Esports and Accessibility; A Conversation with Royal Holloway’s Games Society

Alex discusses the esports community on campus whilst in conversation with Royal Holloway's Game Society

Despite playing video games for most of my life, I can’t say I’ve had much experience with competitive gaming. I had always preferred single-player games, with the odd game of MarioKart or Street Fighter whenever I visited a friend’s house. As much as I love games, I cannot claim to be any good at them. Which is why the concept of esports, or competitive gaming, always seemed a little foreign to me. I spoke with the new team behind Royal Holloway’s Games Society, Mercedes Mayes, president, Yuji Aoyama, vice president, and Malik Hashi, esports representative, on the topic of the esports scene at Royal Holloway. 

After our discussion I had just learned a ton about esports itself and its presence at Royal Holloway, and I felt confident I could get involved. We talked about what esports at our university is like, what the society’s aims are for the coming year, and specifically, what issues they faced in terms of accessibility, and what they were going to do to tackle them.

Around 150 students get involved with Games Society’s esports night, with many of them starting their own teams for games like League of Legends, Overwatch, CS:GO and Valorant. A RHUL esports team recently won 2nd place in a Magic: The Gathering tournament, winning around £8000, the society’s biggest victory yet.

I have learned that esports is a lot like “regular” sports in that it can be enjoyed at all levels. It’s still sport if you kick a ball around a field with your friends, and it’s still esport if you play a few rounds of Super Smash Bros. In our discussion, one word was thrown around more than any other: “casual”. One of Games Society’s goals for this year is to get more casual gamers into esports, whether it’s just to spectate, try their hand at some competitive gaming, or even start their own team. 

The goal, then, is to makes esports more accessible, not just to casual gamers, but also to more women and minorities. It’s no secret that, while enjoyed by just as many women as men, gaming is very male dominated industry. It offers more jobs to men, it advertises more to men, and the games it produces feature more men on their covers. Orbital recently covered the allegations made against Ubisoft, whose top executives and most powerful employees were harassing and sexually assaulting their staff. Furthermore, the industry does a poor job of representing minorities, and incidents of racist language from online players isn’t punished nearly as often as it should be. These facts are not lost on Games Society’s committee. Yuji expressed disappointment that “people who look like me” aren’t represented, and seemingly aren’t cared about by developers. Despite being the world’s most popular pastime, it doesn’t feel as inclusive as it should be.
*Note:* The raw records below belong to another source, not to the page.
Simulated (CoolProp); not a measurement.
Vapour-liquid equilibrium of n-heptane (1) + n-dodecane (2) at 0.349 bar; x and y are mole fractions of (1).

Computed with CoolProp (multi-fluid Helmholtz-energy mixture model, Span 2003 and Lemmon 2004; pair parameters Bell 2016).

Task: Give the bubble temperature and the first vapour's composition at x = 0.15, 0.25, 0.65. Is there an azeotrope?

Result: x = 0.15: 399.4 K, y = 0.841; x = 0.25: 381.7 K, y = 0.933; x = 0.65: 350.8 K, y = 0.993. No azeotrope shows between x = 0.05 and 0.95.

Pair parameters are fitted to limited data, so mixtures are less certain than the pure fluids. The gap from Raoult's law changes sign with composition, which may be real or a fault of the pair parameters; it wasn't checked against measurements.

I asked the committee what they thought was the best way to tackle these issues from their end, and it basically boils down to two methods. The first; diversifying the committee and the second; being more collaborative and open. It’s thrilling to see such a diverse committee this year, and the conscious effort they make to be inclusive and accessible. Furthermore, the reason I was even able to talk to their committee was their willingness to work with other societies and groups, and the effort and creativity that went into our debate impressed me. They stressed the importance of opening up to the rest of Royal Holloway, and of facilitating as much of that as possible.

Competitive gaming is entirely collaborative anyway. They have to work with universities across the country to compete with one another. The goal is really just to extend that attitude within Royal Holloway itself (other societies, new students, etc.), and even to other organisations outside of it. One key collaboration they have already made this year is with Women in Games, a non-profit organisation determined to help women achieve their full potential in the games industry and stamp out discrimination and inequality wherever they can. Their founder and COO, David Smith, has met with many universities across the country, including ours, to see how they get people involved in gaming. It’s one of our university’s biggest steps towards making gaming here as welcoming and inclusive as possible, and it’s wonderful to see.